This spring, my brother-in-law took over the mowing around my grandmother’s place. One day he kindly cleared the weeds near my pumpkin patch too — but along with the weeds, he cut down three or four of my pumpkin plants.
My first thought was, “I wish he’d said something first.” But then I caught myself. He had no way of knowing which plants were mine. If anyone was at fault, it was me — for not marking them. The moment I let go of that small resentment, I could see it plainly. So next time, I’ll set stakes around the pumpkins.
Most of our failures, a Japanese thinker once said, come down to a single cause: the self.
Mokichi Okada (1882–1955) — a writer on health, farming, and the art of living — put it simply. Of all the things that trip us up in life, none is more dangerous than ware: the pushy, self-centered “I” that insists on having its way.
What Okada Learned
Years earlier, Okada came across a saying that stayed with him: Even a god once failed through the self — so nothing is more to be feared than the self. Alongside it was another line: You must have a self, yet must not let it rule — best of all is to have a self and not put it forward.
He found this a remarkably clear picture of how the self actually works. It made him reflect deeply on his own conduct.
Why Being Honest and Yielding Works
Okada noticed a pattern. The people who listened to his advice openly, without resistance, tended to do well. Those with a strong, stubborn self often struggled — and watching them stumble, again and again, was painful to see.
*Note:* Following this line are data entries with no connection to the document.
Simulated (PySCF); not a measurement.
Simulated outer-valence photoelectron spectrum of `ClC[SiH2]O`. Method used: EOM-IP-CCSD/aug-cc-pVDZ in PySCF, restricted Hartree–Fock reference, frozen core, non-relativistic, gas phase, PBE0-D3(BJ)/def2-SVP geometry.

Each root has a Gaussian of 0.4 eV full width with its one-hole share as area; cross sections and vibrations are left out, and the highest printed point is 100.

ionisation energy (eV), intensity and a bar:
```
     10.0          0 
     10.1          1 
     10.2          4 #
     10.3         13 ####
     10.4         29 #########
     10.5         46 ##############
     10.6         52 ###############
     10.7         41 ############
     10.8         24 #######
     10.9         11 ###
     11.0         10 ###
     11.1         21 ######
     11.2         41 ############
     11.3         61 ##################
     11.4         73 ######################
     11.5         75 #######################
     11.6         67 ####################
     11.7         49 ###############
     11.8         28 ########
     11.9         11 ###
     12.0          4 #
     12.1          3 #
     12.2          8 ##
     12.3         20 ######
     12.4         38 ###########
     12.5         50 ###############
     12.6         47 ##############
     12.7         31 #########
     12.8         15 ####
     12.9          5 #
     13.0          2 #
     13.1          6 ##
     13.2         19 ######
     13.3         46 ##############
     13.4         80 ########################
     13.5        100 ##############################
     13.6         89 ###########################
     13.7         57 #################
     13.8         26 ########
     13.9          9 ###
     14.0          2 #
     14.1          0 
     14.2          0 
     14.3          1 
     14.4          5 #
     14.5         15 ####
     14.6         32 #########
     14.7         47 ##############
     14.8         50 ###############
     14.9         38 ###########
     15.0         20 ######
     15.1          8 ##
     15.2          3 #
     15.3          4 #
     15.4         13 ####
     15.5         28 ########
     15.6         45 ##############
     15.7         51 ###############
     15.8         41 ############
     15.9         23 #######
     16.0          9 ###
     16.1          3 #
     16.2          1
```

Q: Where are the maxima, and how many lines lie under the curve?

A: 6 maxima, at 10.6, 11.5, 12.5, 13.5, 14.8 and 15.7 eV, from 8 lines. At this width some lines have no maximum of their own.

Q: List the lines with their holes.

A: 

His conclusion was plain. Three things, he said, sit at the heart of a sound inner life: not pushing the self forward, staying honest, and telling no lies.
A Small Test in a Pumpkin Patch
It sounds abstract until it happens to you. Someone cuts down your plants; the self rises up, ready to blame. But set it aside for a moment, ask what your own part was, and the whole situation looks different. That, in ordinary form, is what Okada was pointing to.